How to Install Skype on Rocky Linux 8

If you’re running Rocky 8 and need that familiar Microsoft‑owned chat client for quick video calls or a voice‑only catch‑up, this guide will get it onto your system without the usual “dependency hell”. I’ll walk through the exact steps, explain why each one matters, and point out a couple of pitfalls I’ve run into after a recent driver update broke my audio.

Add the Microsoft repository

Rocky 8 doesn’t ship Skype in its default repos, so we have to pull it from Microsoft’s own package source.

sudo rpm --import https://packages.microsoft.com/keys/microsoft.asc

The key import guarantees the packages are signed and haven’t been tampered with.

cat <<EOF | sudo tee /etc/yum.repos.d/skype.repo
[skype]
name=Skype for Linux
baseurl=https://repo.skype.com/rpm/stable/
gpgcheck=1
enabled=1
gpgkey=https://packages.microsoft.com/keys/microsoft.asc
EOF

Creating a dedicated repo file keeps the Skype packages separate from the rest of your system, which makes future updates cleaner.

Install the client

Now that the repo is known to dnf, pull in the latest stable build:

sudo dnf install skypeforlinux

dnf resolves all required dependencies automatically. If you see a warning about missing 32‑bit libraries, it’s because some older audio backends still rely on them. In most cases they’re optional; just hit “y” to continue.

Verify the installation

After the install finishes, run:

skypeforlinux --version

You should see something like Skype for Linux 8.x.x. If the command isn’t found, double‑check that /usr/bin is in your $PATH; a misconfigured shell can hide newly installed binaries.

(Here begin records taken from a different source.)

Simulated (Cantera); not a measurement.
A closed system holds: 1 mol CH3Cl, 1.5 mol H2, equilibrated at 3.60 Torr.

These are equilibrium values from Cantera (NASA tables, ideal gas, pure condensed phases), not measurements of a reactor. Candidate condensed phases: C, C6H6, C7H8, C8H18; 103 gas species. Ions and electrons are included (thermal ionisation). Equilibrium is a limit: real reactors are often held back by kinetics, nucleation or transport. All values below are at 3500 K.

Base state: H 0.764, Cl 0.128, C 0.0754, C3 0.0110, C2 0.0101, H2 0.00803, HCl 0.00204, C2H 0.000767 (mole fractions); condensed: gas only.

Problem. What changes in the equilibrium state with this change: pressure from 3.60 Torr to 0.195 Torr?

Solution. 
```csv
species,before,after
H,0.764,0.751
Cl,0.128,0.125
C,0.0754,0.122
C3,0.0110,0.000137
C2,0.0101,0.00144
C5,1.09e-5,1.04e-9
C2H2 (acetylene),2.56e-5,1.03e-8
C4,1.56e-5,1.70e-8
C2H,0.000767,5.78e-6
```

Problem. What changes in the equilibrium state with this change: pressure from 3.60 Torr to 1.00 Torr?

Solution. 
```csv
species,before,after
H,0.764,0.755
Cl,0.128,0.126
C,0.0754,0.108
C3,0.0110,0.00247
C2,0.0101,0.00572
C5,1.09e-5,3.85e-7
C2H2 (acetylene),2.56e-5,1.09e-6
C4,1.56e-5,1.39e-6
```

Common hiccup: No sound after a kernel update

A few weeks back I updated to the latest kernel and Skype suddenly lost audio. The culprit was the alsa-plugins-pulseaudio package being removed during the upgrade. Fix it with:

sudo dnf install alsa-plugins-pulseaudio

Then restart Skype; you’ll be back in the meeting without a hitch.

Keep Skype up‑to‑date

Because we added a permanent repo, regular system updates will pull newer Skype versions automatically:

sudo dnf update skypeforlinux

If you prefer to stay on the current version for a while, just avoid running a full dnf upgrade or lock the package with dnf versionlock.

That’s it. You now have a fully functional Skype client on Rocky 8, and you know where to look if audio decides to bail out after a kernel bump.